I'm sure a few of my Facebook friends have scanned by my profile and saw that both of our boys are adopted, and though some of you know our story, many of you don't. So today, I decided to share the story of my boys... well, one of them at least! I'll save the other for tomorrow. I hope this gives you a small glimpse into our hearts, our struggles, our overwhelming desire to have children, and the amazing way that God has blessed us through this process!



THE STORY OF JACK

It's only fitting that the Hebrew meaning of the Jack is "God is gracious!" Oh how true that is!!! I can't write this story without telling you about life before Jack. We desperately wanted kids. We had researched and been to doctors, but our efforts failed every time. Though they never found an exact reason why we couldn't have children, we knew we had two options. The first was in-vitro fertilization. Trust me: I know there are millions of people that have families because of this process. We researched this process, but for us, we found many instances where this process conflicted with our beliefs and we did not feel comfortable pursuing it. (And I'm not judging those of you who did in-vitro... just telling you why we chose a different path!) Our only other option was adoption, which if I'm completely honest with you, was a hard pill to swallow!

I had a bazillion reservations about this: What if the mother came back and stole her baby? What if the courts took the baby back because of legal issues? What if the child didn't want to be with us? What if we didn't want to be with the child? What if we couldn't love this child because it didn't come from us? What if, what if, what if??????? I had them all covered!

But Jason never wavered. He was always on board! One day he had been talking to a fellow pastor that had two adopted children, and they were talking about my reservations with the process. The pastor reassured Jason by saying, "She'll come around. Her desire to "birth" a baby just has to be overcome by her desire to "be a mother." And he was soooo right! One day I just knew that was God's plan for us. All my questions were resolved and my fears were calmed, and we jumped in and started the process.

We initially signed on with a lawyer who was instrumental in the adoption of a family we knew, but that did not work out (you'll hear more about that tomorrow), and after a few months, we were off to something else. We finally signed on with a consultant out of the Atlanta area, and the madness began. We started in January, and after what seemed like an endless process, we found out in July that we had permission to go to Ukraine in November. You might be wondering why we chose Ukraine... domestic seemed impossible, Russia required multiple trips, and you had to be 30 to adopt from China... so Ukraine was our best option at the time! So on November 5th, we said goodbye to our jobs, our families, and everything that was familiar to us, and headed into something that was so unfamiliar and overwhelming and we could have never prepared ourselves for it!

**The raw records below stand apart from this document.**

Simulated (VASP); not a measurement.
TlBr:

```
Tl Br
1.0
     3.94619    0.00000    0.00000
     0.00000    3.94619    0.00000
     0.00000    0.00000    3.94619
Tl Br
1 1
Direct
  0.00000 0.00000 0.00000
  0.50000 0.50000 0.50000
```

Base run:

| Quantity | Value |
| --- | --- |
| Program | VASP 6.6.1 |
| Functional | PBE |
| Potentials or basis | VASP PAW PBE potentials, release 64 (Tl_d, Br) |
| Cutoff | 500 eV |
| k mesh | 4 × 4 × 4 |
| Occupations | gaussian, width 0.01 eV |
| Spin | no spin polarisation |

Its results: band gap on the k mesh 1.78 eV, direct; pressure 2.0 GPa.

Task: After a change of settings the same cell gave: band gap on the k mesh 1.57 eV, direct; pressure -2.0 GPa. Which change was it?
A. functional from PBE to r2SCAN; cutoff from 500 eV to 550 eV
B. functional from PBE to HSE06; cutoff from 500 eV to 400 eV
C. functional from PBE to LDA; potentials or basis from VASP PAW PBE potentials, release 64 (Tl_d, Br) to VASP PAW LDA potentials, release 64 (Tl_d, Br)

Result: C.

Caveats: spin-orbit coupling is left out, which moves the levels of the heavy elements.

We were in Ukraine for several weeks before we got an actual referral for a child. It was not until November 21st that there was a healthy child coming off the database for adoption. At this point, we wanted more than one child, and we were in luck, because there were two brothers available... one 5 and one 2. We left Kiev, Ukraine, by bus two days later and arrived in Jack's region the same day. We quickly found out that the 5-year-old brother had been adopted just a few days earlier, but the little one was still available... Jack!

We visited him everyday for the next 26 days! I have to say that our first meeting was not what I had expected. I thought this child would immediately fall in love with us and us with him, but it wasn't like that at all! He stared blankly at us and never cracked a smile. It was awkward to say the least, but by the second or third day, he was smiling and laughing, giving us kisses, and saying momma and daddy! After going to court, waiting the required time period, and jumping through a few more hoops, we were allowed to take him from the orphanage on December 20th.

Our journey in Ukraine ended on December 22nd, 2005, but it is forever etched in my mind. 46 longs days for one of the greatest blessing life has to offer! He name fits him well... "God is gracious!" That He is! Who are we that we deserved the most precious responsibility of raising this little boy? God has been so gracious to allow us the privilege of helping mold Jack...even though we fail miserably at it some days!
As I write this, Jack is seven-years-old. Parts of that story seem like they happened a hundred years ago, but the other parts seem like the were yesterday. Either way... he'll always be our first! I love that we get to share all our "firsts" as parents with him. Those of you that have more than one child, know that there's something about the first one! You make all your mistakes on them, but they still love you!

I posted a few pics below of Jack in the orphange:
First Row: 1.This is Jack's group that he lived with. 2. This is the first day we ever saw him. 3. This the orphanage where he lived.

Second Row: 1. The first time we ever heard him laugh. 2. This is when he finally started kissing us. 3. He had never had a sucker before. He was pretty happy about it!

Third Row: 1. These shoes he wore on several occasions. I think it's safe to say they are too small. 2. Jack being silly during one of our visits. 3. The beds where they all slept at night.

I put in a few new pictures too:



Stay tuned tomorrow for the story of Max!









2 comments:

  1. I LOVE this story, Sarah! I have a sister who's oldest child is adopted. Took her a long time to make that decision as well. She has since given birth to 2 children! Never underestimate the power of God!!
    I do have a question concerning Jack. Since he was 2 years old when you adopted him, did you give him the name "Jack", or did he already have that name? What happened to his birth parents? Things like this always interest me! Or maybe I'm just nosey?!
    Looking forward to hearing all about Max tomorrow!!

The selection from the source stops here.